MPs in the UK Government are urging National Lottery operator Camelot to give more revenue earned from scratchcards and instant win games to good causes, according to a report in the Telegraph.
Senior Conservative MPs were reported as having raised concerns on Tuesday about how much instant win games revenue Camelot gives to health, education, environment and charitable causes.
Scratchcards and online instant win games have helped the National Lottery operator almost triple its profits in the past 10 years, spurring MPs to push for more money to be awarded to good causes.
The demand comes as Camelot goes up against Italy’s Sisal, India’s Sugal & Damani and Czech Republic’s Sazka Group (under the brand name Allwyn) in the Fourth National Lottery licence competition, which is being run by the UK Gambling Commission (UKGC).
The operator’s profits have increased strongly over the past decade, from £29m in 2010 to £78m in 2020, with scratchcards and instant win games sales now accounting for 43% of its revenue, up from 25% in 2010.

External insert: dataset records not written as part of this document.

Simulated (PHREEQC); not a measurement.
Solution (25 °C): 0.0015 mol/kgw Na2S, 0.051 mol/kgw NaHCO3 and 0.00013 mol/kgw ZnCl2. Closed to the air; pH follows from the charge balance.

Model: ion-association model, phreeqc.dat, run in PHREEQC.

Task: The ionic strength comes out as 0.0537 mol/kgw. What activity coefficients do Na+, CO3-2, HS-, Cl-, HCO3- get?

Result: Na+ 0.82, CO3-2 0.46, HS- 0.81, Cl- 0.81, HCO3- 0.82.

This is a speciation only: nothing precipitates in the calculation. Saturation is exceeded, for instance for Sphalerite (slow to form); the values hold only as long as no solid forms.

MPs asserted that returns for good causes are significantly lower from scratchcards, at an average of 10p in the pound, unlike the average of 30p in the pound from draw-based games such as Lotto and EuroMillions.
The National Audit Office noted that “good causes have suffered” due to the popularity of instant win games and the decline in sales of draw-based games – which grew last year but remain below levels reported in the first half of the last decade.
In its 2018 report, Whitehall’s spending watchdog stated that the UKGC “acknowledges that it is not comfortable with Camelot’s profit growth in recent years compared to the returns to good causes”.
Camelot’s profit has increased to 1% of sales after tax, rather than the 0.6% anticipated by the commission in the original 2009 licence.
On Tuesday night, Conservative MP Karl McCartney claimed that the National Lottery operator had been “sucking money away from good causes and ordinary people, and funnelling it into the pockets of its shareholders”.
He told The Telegraph: “With Camelot’s licence coming to an end [after 2023], I hope that 2021 is the year that the Gambling Commission finally sweeps away the greed and deadwood and reinvigorates the National Lottery’s soul and purpose.”
Sir Iain Duncan Smith, Vice Chairman of the All-Party Parliamentary Group on Gambling-Related Harm, said the operator had “got a long way away from the normal single lottery”, adding: “There needs to be a proper and full review on what Camelot’s purpose is. They’ve become a gambling company like any other. We think gambling companies need to be heavily regulated.”
Camelot has declared that £42bn has been raised for good causes by the National Lottery and it has also delivered £140bn for winners and society, adding that “focusing on one part of the games portfolio doesn’t give an accurate picture”.
A spokesman said: “The National Lottery was set up by Parliament as a single-operator model as it is the most efficient way to maximise returns to good causes and society. It’s subject to separate legislation and is very different from mainstream gambling.”
Back in March, several MPs claimed that Camelot had attempted to ‘conflate its role’ as an operator with the National Lottery when it comes to good causes.
MPs said the operator has taken out advertisements in The House Magazine, available to only MPs and Westminster staff, and put its own branding ahead of the lottery.